Any possible workaround in the mean time if we still need to use the Tracking event processors?

smcvb commented 4 years ago

A work around would be to ensure you have as little gaps as possible. Typically, you should not have to many gaps, ever, but sometimes a misconfiguration in the sequence generator used for the domain_event_entry causes these gaps.

The scenario @sgrimm describes is definitely problematic, but 9 out of 10 it's a reuse of the sequence generator for more then just the domain_event_entry table. I'd thus check this @ghilainm.

A quicker solution would be to use Axon Server as the event store, as it ensure you will never have gaps. Thus, you'd never need the query you've used shared.

ghilainm commented 4 years ago

@smcvb Thx for your quick answer. I was planning to use the JdbcEventStore to limit the side effect of hibernate on memory and i'll see if I can limit the number of gaps.

We already only had one sequence for the table. What is the recommended strategy for the sequence? Only allocate one at at time ? More? Wouldn't this be interesting to explain in the documentation (https://docs.axoniq.io/reference-guide/v/3.3/part-iv-advanced-tuning/performance-tuning#auto-increments-and-sequences)?

smcvb commented 4 years ago

A note stating that a dedicated sequence generator should be used for the globalIndex field of the domain_event_entry would indeed not hurt anybody.

As far as strategies go, the framework uses the plain @GeneratedValue annotation, which defaults to the GenerationType.AUTO strategy.

mbreevoort commented 4 years ago

We used the autoincrement with JdbcEventStore and got gaps of 2 ids every insert. With a memory usage of more than 900MB of EventStore objects. In a post Allard says they would timeout and disapear. After hours they where still in memory, is there a timeout?

The gaps in the id where the design of the Galera cluster with three MariaDB instances. After changing the config we got no gaps anymore in the sequence but a possibility of duplicate keys...

smcvb commented 4 years ago

@mbreevoort both the JpaEventStorageEngine and JdbcEventStorageEngine allow for configuring the "gap timeout" and "gap cleaning threshold". The former marks a gap "old" and removable, whilst the second marks the max number of gaps allowed overall until cleaning should start. By the way, this functionality was introduced in Axon 3.0.6.

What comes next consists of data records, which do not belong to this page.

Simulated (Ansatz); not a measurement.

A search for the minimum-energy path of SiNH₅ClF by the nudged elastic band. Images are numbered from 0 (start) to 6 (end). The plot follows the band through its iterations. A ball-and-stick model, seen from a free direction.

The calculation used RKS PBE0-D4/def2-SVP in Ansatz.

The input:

smcvb commented 1 month ago

I have renamed this issue to "Revise gap logic of the GapAwareTrackingToken" to make it easier for us (AxonIQ team) to process the work for Axon Framework 5. Furthermore, I have added this issue to milestone "Release 5.0.0," as I want to investigate a simpler API for the GapAwareTrackingToken for AF5.

Lastly, it is important to note that there is a window for opportunity that this issue will be closed as a "won't fix," if we find a clean implementation following issue #2747.